Over past years there have been countless discussions over plans, programmes and laws aimed at sustainable urban development and growth. However, it is essential that those intentions translate into effective sustainable policies that take into account all the conjectural variables: physical, environmental, socioeconomic and the landscape.
The evolution of urban planning in developed countries is intrinsically connected to the Industrial Revolution Era and the new uses and needs it created in urban areas. The concentration of industrial activities and complexes with intense consumption and labour needs around urban centres forced the creation of new roads, accesses and lodgings. However, the sudden urban and population growths were not accompanied by the corresponding habitational and sanitary development policies to which many suburban areas bear witness nowadays.
This growth, which had different peaks in different countries throughout the late 19th century and early 20th century, created a type of spatial and social segregation unique to urban areas in which the professional occupation translates into social status and reflects on the quality of the lodging (i.e. engineering quarters versus proletarian quarters). Another consequence of this type of urban growth are population migrations from the countryside to urban areas.

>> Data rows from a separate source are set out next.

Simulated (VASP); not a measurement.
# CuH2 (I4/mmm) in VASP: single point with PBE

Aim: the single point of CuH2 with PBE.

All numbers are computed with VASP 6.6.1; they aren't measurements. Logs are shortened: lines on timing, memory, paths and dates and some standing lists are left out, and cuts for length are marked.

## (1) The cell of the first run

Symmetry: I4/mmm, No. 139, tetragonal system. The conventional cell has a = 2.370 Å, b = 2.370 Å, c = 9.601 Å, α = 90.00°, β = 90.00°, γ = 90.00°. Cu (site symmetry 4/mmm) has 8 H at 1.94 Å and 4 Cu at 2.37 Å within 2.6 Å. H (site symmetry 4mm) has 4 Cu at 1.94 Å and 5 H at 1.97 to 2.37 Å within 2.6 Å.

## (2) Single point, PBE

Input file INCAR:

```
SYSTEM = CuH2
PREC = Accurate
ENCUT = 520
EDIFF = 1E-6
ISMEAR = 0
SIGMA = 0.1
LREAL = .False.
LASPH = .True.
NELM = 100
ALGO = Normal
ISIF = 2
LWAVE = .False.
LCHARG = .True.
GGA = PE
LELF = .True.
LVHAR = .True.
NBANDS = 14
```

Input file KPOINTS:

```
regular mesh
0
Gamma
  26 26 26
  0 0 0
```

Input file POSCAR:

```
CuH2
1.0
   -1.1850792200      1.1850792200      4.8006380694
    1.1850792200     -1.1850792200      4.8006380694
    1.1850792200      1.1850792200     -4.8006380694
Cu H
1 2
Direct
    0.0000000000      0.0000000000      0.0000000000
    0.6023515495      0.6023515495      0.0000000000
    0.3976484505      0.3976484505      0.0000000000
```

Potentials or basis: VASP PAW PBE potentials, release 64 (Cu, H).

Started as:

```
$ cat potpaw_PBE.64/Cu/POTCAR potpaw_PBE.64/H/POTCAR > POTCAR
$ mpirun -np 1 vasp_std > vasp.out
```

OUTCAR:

This phenomena, known as rural flight, had severe long term consequences in the desertification of countryside areas which are still visible nowadays as people keep fledging towards the greater urban centres. This severely disrupts the socioeconomic balance of countryside communities jeopardizing local economic balance and its sustainable development, in particular demographic growth. Ultimately it degenerates into aged populations and deserted villages.
Nowadays we still bear witness to maladjusted planning policies with little regard for the environment and whose binding legal power often causes operability problems. Namely in urban areas where dense urban meshes with intense daily pendulous motions promote gas emissions and waste production in uneven ways throughout the territory.
It is essential to use sustainable premises when planning so that the whole territory is managed in an efficient and sustainable fashion. A rational consumption of resources allows authorities to provide better quality of life to their peoples.